SEC Considerably Understates Costs of Rule 12b-1 Reform Proposal

By ICI Viewpoints

December 01, 2010

Following up on our November comment letter to the Securities Exchange Commission, ICI conducted and submitted our own cost-benefit analysis of the SEC’s proposal to replace Rule 12b-1. The takeaway? The SEC’s proposal understates the costs of reforming Rule 12b-1, while overstating the benefits.

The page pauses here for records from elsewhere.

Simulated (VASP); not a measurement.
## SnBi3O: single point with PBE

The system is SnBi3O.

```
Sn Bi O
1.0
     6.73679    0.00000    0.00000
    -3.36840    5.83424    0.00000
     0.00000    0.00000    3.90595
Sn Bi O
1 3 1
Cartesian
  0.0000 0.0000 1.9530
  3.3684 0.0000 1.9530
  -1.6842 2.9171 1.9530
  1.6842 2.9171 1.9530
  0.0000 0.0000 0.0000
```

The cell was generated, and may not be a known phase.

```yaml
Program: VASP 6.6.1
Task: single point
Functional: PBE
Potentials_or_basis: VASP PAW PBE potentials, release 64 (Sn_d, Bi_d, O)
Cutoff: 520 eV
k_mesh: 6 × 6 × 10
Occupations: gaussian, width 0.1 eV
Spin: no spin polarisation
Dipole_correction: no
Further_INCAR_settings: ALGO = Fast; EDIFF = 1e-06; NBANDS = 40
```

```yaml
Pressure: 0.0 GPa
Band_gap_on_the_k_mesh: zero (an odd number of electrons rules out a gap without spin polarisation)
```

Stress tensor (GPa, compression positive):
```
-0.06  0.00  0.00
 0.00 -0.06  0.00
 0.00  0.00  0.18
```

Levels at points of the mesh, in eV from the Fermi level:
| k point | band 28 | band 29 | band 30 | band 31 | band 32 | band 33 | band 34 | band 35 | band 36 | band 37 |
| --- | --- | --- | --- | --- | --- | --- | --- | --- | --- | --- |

Here are a few key points from our analysis:

  • The cost of implementing the rule is estimated to be $418 million initially, more than twice the $159 million estimated by the SEC. In addition, we anticipate that the annual ongoing costs to funds cumulated over the five-year grandfathering period would conservatively amount to $345 million, over eight times the $40 million that the SEC estimated. We estimated these costs based on information from 20 fund complexes with 1,044 funds that account for 64 percent of assets held in share classes with a 12b-1 fee greater than 25 basis points.
  • We see little basis for the SEC’s hypothesis that the proposed rule will convey annual benefits to fund shareholders of $1.1 billion to $1.3 billion. The SEC proposal would cap the asset-based distribution fees that investors pay through funds. The Commission assumes this cap will allow shareholders to pay intermediaries less—yet still receive comparable services. This ignores market realities. The $1.1 to $1.3 billion reduction in the fees paid by investors through mutual funds will be matched by a one-for-one dollar increase in fees that they would pay outside of funds. In effect, the SEC proposal would do nothing more than “squeeze a balloon.”
  • The SEC fails to address other ramifications of the proposal. The SEC’s cost-benefit analysis simply does not anticipate or address fully such areas as the proposal’s impact on investors in retirement share classes or on small investors seeking professional investment services. Nor has the SEC fully considered the possibility that a vast restructuring of the fund distribution system could shift incentives for brokers and financial advisers to promote other, less regulated financial products—and whether that would be beneficial or costly to investors.

Bottom line: the likely costs of the SEC proposal far outweigh the potential benefits. The Commission must take a further and more careful look at its economic analysis before proceeding with this rulemaking.